April 30 (Bloomberg) -- Telecom Italia SpA’s largest shareholders plan to meet this week to discuss a capital increase for Telco SpA, the group of investors that own about 22 percent of the country’s former phone monopoly, people with knowledge of the situation said.
Officials at Assicurazioni Generali SpA, Mediobanca SpA, Intesa Sanpaolo SpA and Telefonica SA are set to gather on May 3 to discuss the proposal, and the size of the recapitalization will depend on the loans that Telecom Italia’s holding company needs to refinance in the coming months, said the people, asking not to be identified because the talks are private.
Telco investors agreed in February to renew their shareholding agreement by three years through February 2015. They wrote down the value of their Telecom Italia stake last year, with the three banks now valuing the stock at 1.50 euros. Milan-based Telecom Italia has been trading at less than that level since 2008.
“I don’t see any clear rationale why they would increase the amount of inter-company debt unless external lenders are looking less likely to refinance, which might be the case,” said Paul Marsch, an analyst at Berenberg Bank in London. “Telefonica’s balance sheet needs improvement, they don’t need to be injecting more money into assets like Telco.”
Representatives at Assicurazioni Generali, Mediobanca, Intesa Sanpaolo and Telefonica declined to comment. Il Sole 24 reported the scheduled meeting of the Telco shareholders yesterday.
Telecom Italia fell 1.3 percent to 85.9 cents at the close of trading in Milan, valuing the company at 15.8 billion euros ($21 billion). Telefonica, Spain’s largest phone company, dropped 2.7 percent to 11.01 euros on the Madrid exchange. It has a market value of 50.2 billion euros.

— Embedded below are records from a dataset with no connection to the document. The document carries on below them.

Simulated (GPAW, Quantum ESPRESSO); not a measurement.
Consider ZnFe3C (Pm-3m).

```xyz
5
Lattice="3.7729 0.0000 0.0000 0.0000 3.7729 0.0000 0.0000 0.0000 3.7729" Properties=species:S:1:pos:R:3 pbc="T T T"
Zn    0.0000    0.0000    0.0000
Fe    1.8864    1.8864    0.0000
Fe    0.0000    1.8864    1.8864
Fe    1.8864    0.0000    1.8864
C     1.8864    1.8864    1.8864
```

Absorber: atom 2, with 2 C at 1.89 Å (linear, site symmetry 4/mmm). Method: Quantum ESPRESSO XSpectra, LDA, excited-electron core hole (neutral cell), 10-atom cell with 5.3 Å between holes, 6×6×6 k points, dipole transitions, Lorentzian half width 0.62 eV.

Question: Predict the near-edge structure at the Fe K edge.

Telco has more than 2 billion euros of bank loans expiring this year, of which 1.3 billion euros are due in May. The shareholders have also subscribed to 1.3 billion euros in bonds expiring this year that can be extended to 2013. Telefonica holds about 600 million euros of Telco debt, Marsch said.
Selling new bonds is another option the Telco shareholders may consider, said one of the people.
Telecom Italia last month posted a 4.73 billion-euro net loss for 2011 because of a goodwill writedown and as the European debt crisis sapped demand from consumers in its home market. The company, alongside other operators including Vodafone Group Plc, has struggled in the Italian market as the new government implements spending cuts and tax increases.
In February, Telecom Italia cut its dividend payout for 2011 to lower debt to 27.5 billion euros and retain its credit rating. Executive Chairman Franco Bernabe said April 4 that a spin-off of the company’s fixed-line network was one of several studies being considered to help raise cash.
Telefonica is also searching for ways to safeguard its shareholder payout after it reduced its 2012 dividend forecast by 14 percent in December, abandoning a policy set up two years ago, because of “significantly” changed market conditions. It was its first dividend cut in a decade, highlighting the extent to which Spain’s high unemployment has hit the company.
“It’s not obvious that the stake in Telecom Italia is that essential,” said Jean-Michel Salvador, an analyst at AlphaValue in Paris. “I think Telefonica should sell its stake -- not today, but in the future.”